Lecture 12: Data carpentry with `tidyverse`¶

STAT598z: Intro. to computing for statistics¶

Vinayak Rao¶

Department of Statistics, Purdue University¶

We will use a dataset of movies scraped off IMDB: https://www.kaggle.com/deepmatrix/imdb-5000-movie-dataset

Available from the class website

In [ ]:

movies_orig <- read.csv('./Data/movie_metadata.csv')
movies      <- movies_orig
# Can view this in RStudio using View(movies)
movies[1,]

In [ ]:

unique(movies$director_name)

In [ ]:

unique(movies$director_name[movies$imdb_score>8.5])

In [ ]:

(movies$movie_title[movies$imdb_score>9])

In [ ]:

library('tidyverse')
movies <- as_tibble(movies)

Most functions that works with dataframes works with tibbles

functions in tidyverse require tibbles
additionally, tibbles have some nice conveniences

In [ ]:

my_rnd <- tibble(x=rnorm(10), y = x+1, z = x>0)
print(my_rnd) # tibbles also print a bit more nicely

The 'pipe' operator `%>%`¶

tidyuniverse gets this from package purrr

magrittr offers additional functionality

A side point on infix functions¶

%func_name% is syntax for infix (rather than prefix) functions:

In [ ]:

'%plus%' <- function(x,y) x+y
    
1 %plus% 2; '%plus%'(3,4)

%>% pipes output of first function to first argument of the second

Can give more readable code. E.g. consider

In [ ]:

range(
      movies$actor_1_facebook_likes[
        order(
              movies$imdb_score, decreasing = T
             )
       ][1:10]
     )
# range(movies$actor_1_facebook_likes[
#   order(movies$imdb_score, decreasing = T)][1:10])

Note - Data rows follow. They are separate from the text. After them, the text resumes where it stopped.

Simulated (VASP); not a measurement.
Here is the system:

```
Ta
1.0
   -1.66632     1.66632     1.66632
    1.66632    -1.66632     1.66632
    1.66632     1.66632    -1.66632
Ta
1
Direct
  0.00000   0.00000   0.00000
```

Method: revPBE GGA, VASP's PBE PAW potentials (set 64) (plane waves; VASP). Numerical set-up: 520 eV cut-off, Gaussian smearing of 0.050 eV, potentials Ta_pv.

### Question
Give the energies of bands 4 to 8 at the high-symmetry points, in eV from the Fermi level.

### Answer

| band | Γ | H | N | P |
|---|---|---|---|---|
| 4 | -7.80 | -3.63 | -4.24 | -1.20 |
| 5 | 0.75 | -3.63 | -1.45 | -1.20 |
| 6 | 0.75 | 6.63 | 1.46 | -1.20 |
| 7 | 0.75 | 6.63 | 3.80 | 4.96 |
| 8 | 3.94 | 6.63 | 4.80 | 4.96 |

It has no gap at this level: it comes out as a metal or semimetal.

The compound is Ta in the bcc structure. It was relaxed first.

Have to parse code from inside to outside.

In [ ]:

movies$imdb_score %>% 
  order(decreasing = T) %>% 
  movies$actor_1_facebook_likes[.] %>%  #What are the arguments to '['?
  .[1:10] %>%
  range

By default, output of function to left of %>% is the first argument of the function to the right

Use . as placeholder if argument you are piping to is not the first

In [ ]:

4 %>% log(2) # log(4,2)

In [ ]:

4 %>% log(2,.) # log(2,4)

Can pipe to multiple arguments

In [ ]:

2 %>% log(.+6,.) # log(8,2)

Pipes in pipes are possible (but be careful)

In [ ]:

2 %>% log(.+6 %>% .^2 %>% print,.); log(38,2)

tiyverse gets %>% from the purrr package

The magrittr package provides more such functions.

E.g. the T-pipe %T>% passes the LHS onwards

useful for functions like plot where output isn't important

In [ ]:

library(magrittr); rnorm(100) %T>% hist  %>% mean

Our next package from tidyverse is dplyr

filter: pick observations by values (rows)
arrange: reorder rows
select: pick variables (columns) by their names
mutate: create new variables from existing variables
summarise: summarise many values

The scope of each is determined by group_by

For a more thorough overview, look at R for Data Science (http://r4ds.had.co.nz/transform.html#datatransformation)

The filter `filter()` function¶

Select observations/rows based on value

Cleaner alternative to indexing with logicals and which

In [ ]:

deniro <- filter(movies,actor_1_name == "Robert De Niro")
deniro[,c('imdb_score','movie_title')]

In [ ]:

deniro_good <- movies %>% 
                filter(actor_1_name == "Robert De Niro", 
                        imdb_score > 8)
deniro_good[,c('imdb_score','movie_title')]

Multiple argument are equivalent to logical AND (&):

 deniro_good <- filter(movies,actor_1_name == "Robert De Niro" & imdb_score > 7)

Logical or's must be written using |

In [ ]:

dnr_pcn<-movies %>% 
         filter((actor_1_name=="Robert De Niro") |
                            (actor_1_name=="Al Pacino"), 
                        imdb_score > 7)
dnr_pcn[,c('actor_1_name','imdb_score','movie_title')]

The `select()` function¶

Unlike filter(), select() picks columns of a tibble

In [ ]:

select(deniro_good, movie_title, imdb_score)

In [ ]:

select(deniro_good, director_name:actor_2_name)[1:10,]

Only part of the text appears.